Buying top dividend stocks when they are out of favour requires courage and the patience to wait for a turnaround, but the rewards can be significant through higher yields and potential capital gains.
TC Energy
TC Energy (TSX:TRP) owns and operates energy infrastructure assets in Canada, the United States, and Mexico. The core business is focused on natural gas transmission and storage, with more than 90,000 km of natural gas pipelines and 650 billion cubic feet of natural gas storage capacity. TC Energy also has oil pipelines and power-generation facilities. The company intends to spin off the oil pipeline business in the coming months.
TC Energy trades near $52.50 per share compared to $74 at the high point in 2022. The stock fell as low as $44 last year. Since then, bargain hunters have pushed the share price higher and more gains should be on the way.
Interest rates are already heading lower in Canada and cuts in the United States are expected to begin later this year or in early 2025. A drop in borrowing costs will benefit TC Energy as it moves ahead with its growth program. TC Energy expects to invest $8 billion in 2024 and $6 billion to $7 billion annually over the medium term.
Management has done a good job of strengthening the balance sheet over the past year after the company took on extra debt to complete the $14.5 billion Coastal GasLink project. It had an initial budget of less than half that amount. TC Energy sold interests in American assets for $5.3 billion last year and expects to monetize another $3 billion in 2024. Coastal GasLink recently closed a successful $7.15 billion bond issue to replace loans taken to finance the construction of the 670 km pipeline.
Cash flow growth driven by the capital program should support ongoing dividend increases. TC Energy raised the payout in each of the past 24 years. Investors who buy TRP stock at the current level can get a dividend yield of 7.3%.
Telus
Telus (TSX:T) is another TSX dividend-growth star that looks oversold. The board has increased the payout annually for more than two decades, and the trend should continue.
Telus trades near its 12-month low of around $21, which is also close to the nadir reached during the 2020 market crash. Telus rebounded as high as $34 in 2022, so there is decent upside potential for a recovery.
High interest rates are largely to blame for the decline in the share price over the past two years. With rates in Canada now headed lower there should be some relief on borrowing costs. Telus uses debt to fund part of its capital program.
On the operational side, Telus also saw revenue decline in its international subsidiary that provides multi-lingual call centre and IT services to global clients. The worst appears to be over in the group and investor reaction to the challenges is likely overdone given the relatively small contribution of Telus International to overall earnings.
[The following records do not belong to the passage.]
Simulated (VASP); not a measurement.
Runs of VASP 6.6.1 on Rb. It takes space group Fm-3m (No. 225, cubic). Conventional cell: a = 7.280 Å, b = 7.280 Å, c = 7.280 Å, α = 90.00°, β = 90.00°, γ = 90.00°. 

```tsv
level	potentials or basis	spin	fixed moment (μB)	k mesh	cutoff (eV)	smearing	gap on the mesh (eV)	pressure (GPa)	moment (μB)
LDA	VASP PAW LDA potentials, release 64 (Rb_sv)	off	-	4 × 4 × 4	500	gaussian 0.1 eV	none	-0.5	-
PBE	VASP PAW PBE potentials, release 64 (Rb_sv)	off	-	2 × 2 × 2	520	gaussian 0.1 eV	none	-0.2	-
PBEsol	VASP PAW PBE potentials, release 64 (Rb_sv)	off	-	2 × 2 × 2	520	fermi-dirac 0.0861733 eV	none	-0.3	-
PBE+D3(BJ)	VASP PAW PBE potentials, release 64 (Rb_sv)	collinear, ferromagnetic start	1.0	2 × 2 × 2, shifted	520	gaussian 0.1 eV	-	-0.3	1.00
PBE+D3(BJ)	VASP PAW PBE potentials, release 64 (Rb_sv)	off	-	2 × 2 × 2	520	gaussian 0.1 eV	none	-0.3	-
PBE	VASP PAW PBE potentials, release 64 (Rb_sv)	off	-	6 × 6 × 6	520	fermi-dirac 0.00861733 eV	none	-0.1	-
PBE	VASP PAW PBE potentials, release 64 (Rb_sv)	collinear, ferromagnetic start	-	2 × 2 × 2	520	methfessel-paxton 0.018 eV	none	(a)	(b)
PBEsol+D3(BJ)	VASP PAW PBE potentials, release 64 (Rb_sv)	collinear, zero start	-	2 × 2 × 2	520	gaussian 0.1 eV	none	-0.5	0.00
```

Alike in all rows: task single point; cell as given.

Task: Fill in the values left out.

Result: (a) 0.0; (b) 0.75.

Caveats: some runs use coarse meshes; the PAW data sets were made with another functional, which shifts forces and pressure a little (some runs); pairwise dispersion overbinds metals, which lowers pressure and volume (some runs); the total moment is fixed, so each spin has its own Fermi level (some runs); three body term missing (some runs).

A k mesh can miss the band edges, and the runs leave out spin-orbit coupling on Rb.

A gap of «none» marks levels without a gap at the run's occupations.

Telus is targeting growth in adjusted earnings before interest, taxes, depreciation, and amortization (EBITDA) of 5.5-7.5% this year. Free cash flow is expected to be solid at $2.3 billion. Based on this guidance, the stock is likely undervalued right now. Investors who buy Telus at the current price can get a 7.3% dividend yield.
The bottom line on top dividend stocks for passive income
TC Energy and Telus pay attractive dividends that should continue to grow. If you have some cash to put to work, these stocks look cheap today and deserve to be on your radar for a portfolio focused on high yields.